On Mon, Feb 18, 2008 at 04:14:34PM -0800, Mingming Cao wrote:
> On Sat, 2008-02-16 at 08:53 +0530, Aneesh Kumar K.V wrote:
>
> How about the following patch?
>
> Regards,
> Mingming
>
> ext4: ext4_get_blocks_wrap fix for writing to preallocated
> From: Mingming Cao <[email protected]>
>
> This patch fixed a issue with wrting to a preallocated blocks.
> A write hit a BUG_ON() in fs/buffer.c saying the buffer is not mapped.
>
> On the write path, ext4_get_block_wrap() is called with create=1, but it
> will pass create=0 down to the underlying ext4ext_get_blocks()
> to do a look up first. In the preallocation case, ext4_ext_get_blocks()
> with create = 0, will return number of blocks pre-allocated and buffer
> head unmapped. ext4_get_blocks_wrap() thinks it succeeds too early, without
> checking if it needs again call ext4_ext_get_blocks with create = 1
> which would do proper handling for writing to preallocated blocks:
> split the extent to initialized and uninitialized one and
> returns the mapped buffer head.
>
> Treating preallocated blocks as holes equally(i.e. ignoring the number of blocks
> pre-allocated and returns 0) when get_blocks() is called with create = 0 is not enough.
> ext4_ext_get_blocks() needs to differentiate these two cases for delayed allocation
> purpose, as for holes it need to do reservation and prepare for later
> delayed allocation, but for pre-allocated blocks it needs skip that work.
>
> It would makes things more clear if we have clear definition of what
> get_blocks() return value means.
>
> Similar to ext4_get_blocks_handle(), the following
> * return > 0, # of blocks already allocated
> * if these are pre-allocated blocks and create = 0
> * buffer head is unmapped
> * otherwise blocks are mapped.
> *
> * return = 0, if plain look up failed (blocks have not been allocated)
> * buffer head is unmapped
> *
> * return < 0, error case.
>
> The for the write path, at ext4_ext_get_blocks_wrap(), it could check the
> buffer_mapped() status for preallocated extent before quit too early.
>
> Signed-off-by: Mingming Cao <[email protected]>

Reviewed-by: Aneesh Kumar K.V <[email protected]>



I guess we also need to make sure the buffer head have the mapped bit
set. Something like the patch below.

diff --git a/fs/ext4/extents.c b/fs/ext4/extents.c
index bc7081f..69ccda9 100644
--- a/fs/ext4/extents.c
+++ b/fs/ext4/extents.c
@@ -2294,6 +2294,7 @@ int ext4_ext_get_blocks(handle_t *handle, struct inode *inode,
struct ext4_allocation_request ar;

__clear_bit(BH_New, &bh_result->b_state);
+ __clear_bit(BH_Mapped, &bh_result->b_state);
ext_debug("blocks %u/%lu requested for inode %u\n",
iblock, max_blocks, inode->i_ino);


2008-02-19 05:24:16

by Mingming Cao

[permalink] [raw]
Subject: Re: [PATCH] ext4: When reading from fallocated blocks make sure we return zero.

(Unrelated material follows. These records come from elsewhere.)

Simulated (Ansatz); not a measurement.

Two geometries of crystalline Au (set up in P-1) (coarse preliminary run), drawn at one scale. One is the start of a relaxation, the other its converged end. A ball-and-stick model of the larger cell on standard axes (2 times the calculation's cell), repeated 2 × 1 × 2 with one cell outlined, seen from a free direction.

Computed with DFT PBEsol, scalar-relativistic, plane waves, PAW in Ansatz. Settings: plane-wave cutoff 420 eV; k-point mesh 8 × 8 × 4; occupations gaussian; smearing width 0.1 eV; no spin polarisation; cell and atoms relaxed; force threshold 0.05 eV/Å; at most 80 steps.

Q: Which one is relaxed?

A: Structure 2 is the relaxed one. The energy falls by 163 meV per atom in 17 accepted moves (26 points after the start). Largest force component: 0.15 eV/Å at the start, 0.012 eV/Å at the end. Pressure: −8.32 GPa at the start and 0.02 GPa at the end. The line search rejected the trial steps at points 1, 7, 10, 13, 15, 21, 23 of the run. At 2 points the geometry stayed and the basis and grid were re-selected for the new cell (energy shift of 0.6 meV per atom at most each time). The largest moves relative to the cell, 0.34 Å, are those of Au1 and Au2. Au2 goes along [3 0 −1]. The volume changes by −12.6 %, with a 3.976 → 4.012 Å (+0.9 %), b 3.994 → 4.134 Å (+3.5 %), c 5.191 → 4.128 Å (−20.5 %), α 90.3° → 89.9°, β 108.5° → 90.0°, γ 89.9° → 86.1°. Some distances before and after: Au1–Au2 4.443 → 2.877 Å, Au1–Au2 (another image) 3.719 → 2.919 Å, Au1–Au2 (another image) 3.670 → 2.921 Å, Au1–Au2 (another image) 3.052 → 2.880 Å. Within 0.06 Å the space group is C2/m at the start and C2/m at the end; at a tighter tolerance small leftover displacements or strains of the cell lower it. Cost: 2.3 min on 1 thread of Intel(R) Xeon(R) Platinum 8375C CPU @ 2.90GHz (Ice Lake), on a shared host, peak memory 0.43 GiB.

On Tue, 2008-02-19 at 08:49 +0530, Aneesh Kumar K.V wrote:
> On Mon, Feb 18, 2008 at 04:14:34PM -0800, Mingming Cao wrote:
> > On Sat, 2008-02-16 at 08:53 +0530, Aneesh Kumar K.V wrote:
> >
> > How about the following patch?
> >
> > Regards,
> > Mingming
> >
> > ext4: ext4_get_blocks_wrap fix for writing to preallocated
> > From: Mingming Cao <[email protected]>
> >
> > This patch fixed a issue with wrting to a preallocated blocks.
> > A write hit a BUG_ON() in fs/buffer.c saying the buffer is not mapped.
> >
> > On the write path, ext4_get_block_wrap() is called with create=1, but it
> > will pass create=0 down to the underlying ext4ext_get_blocks()
> > to do a look up first. In the preallocation case, ext4_ext_get_blocks()
> > with create = 0, will return number of blocks pre-allocated and buffer
> > head unmapped. ext4_get_blocks_wrap() thinks it succeeds too early, without
> > checking if it needs again call ext4_ext_get_blocks with create = 1
> > which would do proper handling for writing to preallocated blocks:
> > split the extent to initialized and uninitialized one and
> > returns the mapped buffer head.
> >
> > Treating preallocated blocks as holes equally(i.e. ignoring the number of blocks
> > pre-allocated and returns 0) when get_blocks() is called with create = 0 is not enough.
> > ext4_ext_get_blocks() needs to differentiate these two cases for delayed allocation
> > purpose, as for holes it need to do reservation and prepare for later
> > delayed allocation, but for pre-allocated blocks it needs skip that work.
> >
> > It would makes things more clear if we have clear definition of what
> > get_blocks() return value means.
> >
> > Similar to ext4_get_blocks_handle(), the following
> > * return > 0, # of blocks already allocated
> > * if these are pre-allocated blocks and create = 0
> > * buffer head is unmapped
> > * otherwise blocks are mapped.
> > *
> > * return = 0, if plain look up failed (blocks have not been allocated)
> > * buffer head is unmapped
> > *
> > * return < 0, error case.
> >
> > The for the write path, at ext4_ext_get_blocks_wrap(), it could check the
> > buffer_mapped() status for preallocated extent before quit too early.
> >
> > Signed-off-by: Mingming Cao <[email protected]>
>
> Reviewed-by: Aneesh Kumar K.V <[email protected]>
>
>
>
> I guess we also need to make sure the buffer head have the mapped bit
> set. Something like the patch below.
>
Good point. I modified the patch with clear_buffer_mapped() added at the
begining of the wrapper function.

Mingming
> diff --git a/fs/ext4/extents.c b/fs/ext4/extents.c
> index bc7081f..69ccda9 100644
> --- a/fs/ext4/extents.c
> +++ b/fs/ext4/extents.c
> @@ -2294,6 +2294,7 @@ int ext4_ext_get_blocks(handle_t *handle, struct inode *inode,
> struct ext4_allocation_request ar;
>
> __clear_bit(BH_New, &bh_result->b_state);
> + __clear_bit(BH_Mapped, &bh_result->b_state);
> ext_debug("blocks %u/%lu requested for inode %u\n",
> iblock, max_blocks, inode->i_ino);
>